South African firms must adapt to a new role for their corporate social responsibility programmes
Hamann and Paul Kapelus
A Mail & Guardian article by Colleen du Toit (“New directions for donors”, October 12) and the news- paper’s supplement on the 2002 World Summit on Sustainable Development were a treasure trove for those interested in the changing role of business in relation to the challenges posed by sustainable development.
The implied message was that the responsibility of business to pro- actively support sustainable development is increasing and that there are important initiatives meant to demonstrate that business is taking this responsibility seriously.
However, crucial questions remain: why should business take on a developmental role that goes beyond its primary goal of creating profit and returns to shareholders?
How can business best meet the complex challenges posed by the sustainable development agenda? And finally, how do South African circumstances relate to global initiatives on corporate responsibility?
In recent years, however, debates on corporate social responsibility (CSR) have taken on a new sense of urgency in response to the growing global problems of poverty and environmental degradation.
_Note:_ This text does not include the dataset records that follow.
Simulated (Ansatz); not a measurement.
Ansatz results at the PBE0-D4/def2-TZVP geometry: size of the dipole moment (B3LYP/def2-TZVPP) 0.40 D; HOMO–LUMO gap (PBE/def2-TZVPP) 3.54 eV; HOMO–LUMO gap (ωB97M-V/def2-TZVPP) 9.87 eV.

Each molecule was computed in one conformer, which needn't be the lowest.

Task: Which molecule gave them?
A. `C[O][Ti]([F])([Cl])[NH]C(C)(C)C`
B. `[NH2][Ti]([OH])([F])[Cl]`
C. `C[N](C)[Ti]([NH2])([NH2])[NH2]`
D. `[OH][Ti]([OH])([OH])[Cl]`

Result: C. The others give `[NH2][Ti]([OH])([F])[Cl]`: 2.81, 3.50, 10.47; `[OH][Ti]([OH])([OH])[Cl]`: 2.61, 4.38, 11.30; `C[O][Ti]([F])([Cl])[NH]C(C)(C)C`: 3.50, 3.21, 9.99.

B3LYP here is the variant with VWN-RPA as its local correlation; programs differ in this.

Companies, especially multi- nationals, are increasingly asked to prove they are providing a net benefit to sustainable development by maximising the positive and minimising the negative social and environmental impacts of their activities, while maintaining profits. CSR calls for a company to respond not only to its shareholders, but also to other stakeholders, including employees, customers, affected communities and the general public on issues such as human rights, climate change and employee welfare.
In South Africa, CSR should provide an impetus to enhance existing efforts at enterprise creation, environmental stewardship and civic empowerment.
The evolving CSR agenda is driven by a global shift in the way the role of business is perceived. In the context of globalisation and the challenges of sustainable development, business is increasingly seen as a crucial element in transformation, for the benefit of society in general as well as business itself. This shift is characterised, for instance, by:
* Growing emphasis among United Nations and government organisations on the need for partnerships with business, to achieve common objectives (the UN’s Global Compact is an example).
A number of business associations, such as the World Business Council for Sustainable Development, now argue that CSR represents business’s enlightened self-interest.
* The establishment of many CSR principles and reporting guidelines, such as the global reporting initiative, as well as socially responsible investment indices, including the Dow Jones sustainability index and the FTSE4Good.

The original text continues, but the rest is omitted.